The lateral junction profiling may be achieved without having to pump fluid to manipulate a bent sub and without multiple iterations of bent sub actuation in an attempt to identify the lateral. [0015] Selected edge data and historical/cloud data may be provided to a processing system, e.g. a surface control system, for processing to determine real-time jobs data which can be used to accurately locate and enter specific laterals of the multilateral well. The technique enables, for example, automating a sub-routine for controlling or steering a downhole apparatus into a lateral junction based on electrical signals sent from the surface control system or other processing system for a desired well intervention treatment.

[0016] Additionally, the technique may be used to enable automating a sub routine to map dimensions of a lateral junction by determining the status and positioning of the downhole apparatus, thus facilitating a well intervention treatment. According to another example, the technique may be used to enable automating a sub-routine for controlling or directing the path of fluid pumped from the surface and through a wellbore lateral junction based on electrical signals sent from the surface control system or other processing system to facilitate the desired well intervention treatment.

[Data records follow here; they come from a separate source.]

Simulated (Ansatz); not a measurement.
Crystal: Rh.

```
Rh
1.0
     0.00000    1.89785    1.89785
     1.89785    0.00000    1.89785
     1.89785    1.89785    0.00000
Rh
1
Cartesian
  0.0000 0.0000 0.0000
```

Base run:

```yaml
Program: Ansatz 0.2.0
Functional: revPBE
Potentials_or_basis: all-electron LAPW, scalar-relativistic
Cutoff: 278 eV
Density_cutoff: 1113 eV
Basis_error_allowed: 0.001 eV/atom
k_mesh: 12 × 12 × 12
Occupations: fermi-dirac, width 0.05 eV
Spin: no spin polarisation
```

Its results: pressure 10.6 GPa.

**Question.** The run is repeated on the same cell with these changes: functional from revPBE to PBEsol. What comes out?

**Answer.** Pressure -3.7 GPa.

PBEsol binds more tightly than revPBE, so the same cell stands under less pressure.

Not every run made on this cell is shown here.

[0017] By way of further example, the technique may be used to enable automating a sub-routine for controlling or directing the path of fluid pumped from the surface and through a wellbore lateral junction. The control and direction may be based on distributed sensor measurements, e.g. distributed temperature measurements, to thus facilitate a well intervention treatment. Additionally, the technique may be used to enable automating a sub-routine to control or steer a downhole tractor apparatus into a lateral junction based on downhole load measurements, thus facilitating a well intervention treatment. The automated ability to reliably locate and enter desired laterals may be combined with various other treatment operations, monitoring operations, well evaluation operations, and/or other desired well operations. Use of edge computation based on data collected at the wellsite in combination with historical/cloud data enables the automation of such sub-routines.

[0018] Referring generally to Figure 1, an example of a well system 12 is illustrated as having a primary borehole 14 and a plurality of lateral boreholes 16 extending from the primary borehole 14. The well system 12 further comprises a coiled tubing system 18 comprising coiled tubing 20 and downhole equipment 22 which may include a bottom hole assembly (BHA) 24. The coiled tubing 20 is deployed downhole via surface equipment 26. Additionally, the well system 12 comprises a sensor system 28 having a plurality of sensors 30 which may be located downhole, at the surface, and/or at other suitable locations to monitor desired parameters. The data from sensors 30 (along with other data and information) is provided to a processing system 32, e.g. a surface control system, which may be located in whole or in part on site or at a remote location or locations. The data from sensors 30 and the processing, e.g. modeling, of data via processing system 32 enables application of the methodologies described below with reference to Figures 2-4.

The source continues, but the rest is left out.